Made an 80w 2 ohm resister,
8 1 ohm 10 watt resisters, 2p4s. Checked it out, 2 ohms accurate.

Battery measured 12.7 volts.

Resister on battery passed 5.75 amps

Resister to controller shunt on battery passed 5.65 amps

So heres the question.

On my CA, what would the calibration number be?

I didnt think to check the volts during the test, I thought the volts would remain constant. Do I need to retest and get the voltage stats?

Also, I didnt run the voltage backwards! Need to do it again huh.


SS

 

[steveo]

Hey Guys,

I've decided to go a different route instead of using a resistor..

I bought about 10 55w 12v automotive heat pads for about 5$ each at a electronics warehouse..

I used 2 thermal pads on a 12v 20amp psu discharging at about 7amps....

I found this was much cheaper & easier soloution to use as a load while testing!!

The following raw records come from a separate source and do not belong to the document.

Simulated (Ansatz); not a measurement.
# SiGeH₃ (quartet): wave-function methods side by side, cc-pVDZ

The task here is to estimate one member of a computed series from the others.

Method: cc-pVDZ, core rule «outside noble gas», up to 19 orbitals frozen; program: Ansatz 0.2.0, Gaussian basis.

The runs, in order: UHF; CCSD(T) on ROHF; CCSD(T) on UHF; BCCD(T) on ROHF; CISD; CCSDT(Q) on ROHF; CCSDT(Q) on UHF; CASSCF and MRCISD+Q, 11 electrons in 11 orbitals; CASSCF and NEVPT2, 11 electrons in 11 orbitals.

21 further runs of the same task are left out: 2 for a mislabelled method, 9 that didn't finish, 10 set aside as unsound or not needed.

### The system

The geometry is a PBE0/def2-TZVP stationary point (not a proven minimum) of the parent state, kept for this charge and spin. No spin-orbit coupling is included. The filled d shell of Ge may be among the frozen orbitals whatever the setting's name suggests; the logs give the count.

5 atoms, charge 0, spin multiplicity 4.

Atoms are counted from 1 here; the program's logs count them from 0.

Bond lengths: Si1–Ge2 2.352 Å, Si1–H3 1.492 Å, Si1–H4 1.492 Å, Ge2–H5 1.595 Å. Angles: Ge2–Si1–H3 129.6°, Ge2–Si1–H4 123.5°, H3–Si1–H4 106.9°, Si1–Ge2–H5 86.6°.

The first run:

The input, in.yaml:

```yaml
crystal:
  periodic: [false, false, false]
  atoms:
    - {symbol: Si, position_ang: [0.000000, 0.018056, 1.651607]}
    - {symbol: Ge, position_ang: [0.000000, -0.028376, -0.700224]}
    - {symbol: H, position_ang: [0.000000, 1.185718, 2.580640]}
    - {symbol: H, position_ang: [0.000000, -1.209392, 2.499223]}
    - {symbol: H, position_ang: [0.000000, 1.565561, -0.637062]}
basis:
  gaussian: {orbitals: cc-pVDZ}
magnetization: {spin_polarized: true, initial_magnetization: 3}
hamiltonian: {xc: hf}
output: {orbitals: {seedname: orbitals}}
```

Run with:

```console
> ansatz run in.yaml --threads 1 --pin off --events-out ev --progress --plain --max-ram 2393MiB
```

This is also an excellent way to load test the battey!! ... i used 5p 2s of heat pads to discharge a 24v battery at 17amps continous load!!!!! not bad for a 50$ discharger .. i used a wats up meter to to check the ah consumed when testing a batter & also to calibrate the shunt.. i'll take some photos when i test my next controller!

-steveo

 

[Mike1]

Made an 80w 2 ohm resister,
8 1 ohm 10 watt resisters, 2p4s. Checked it out, 2 ohms accurate.

That looks like a 20W resistor to me, not 80W.

 

[SilverSurfer]

This is the model I used

Got it from a post by knuckles on how to calibrate the shunt.

Im not a real electrician, Thats why I come here so much, looking to the masters for to real low down. Guess this time I was not accurate. Thought I did the exact same circuit, even though it looks diferent, I have resistors that have both leads out the same end, and I glued them all together so I could keep it for future use as my shunt calib. resistor. So, its only 20watts huh? Dang, now I gotta go do all that work over again!

Made an 80w 2 ohm resister,
8 1 ohm 10 watt resisters, 2p4s. Checked it out, 2 ohms accurate.

That looks like a 20W resistor to me, not 80W.

 

[amberwolf]

Only 20 because you have 10W resistors in parallel pairs. 10x2=20

Another issue is you have them all close together, so there are not as many surfaces to dissipate heat from. Leaving them as they are in the pic in your most recent post is much healthier for dissipation. Clamping or bolting them to an aluminum plate or heatsink would be even better, with some space between them, keeping in mind that ones more toward the center of the plate (if arranged in a plane rather than a line) will stay hotter than the others once the plate reaches thermal saturation.

 

[OlderThanDirt]

SilverSurfer:
Your load resistor is 80 watts (eight 10-watt resistors, all at equal current and equal voltage drops = 80 watts total).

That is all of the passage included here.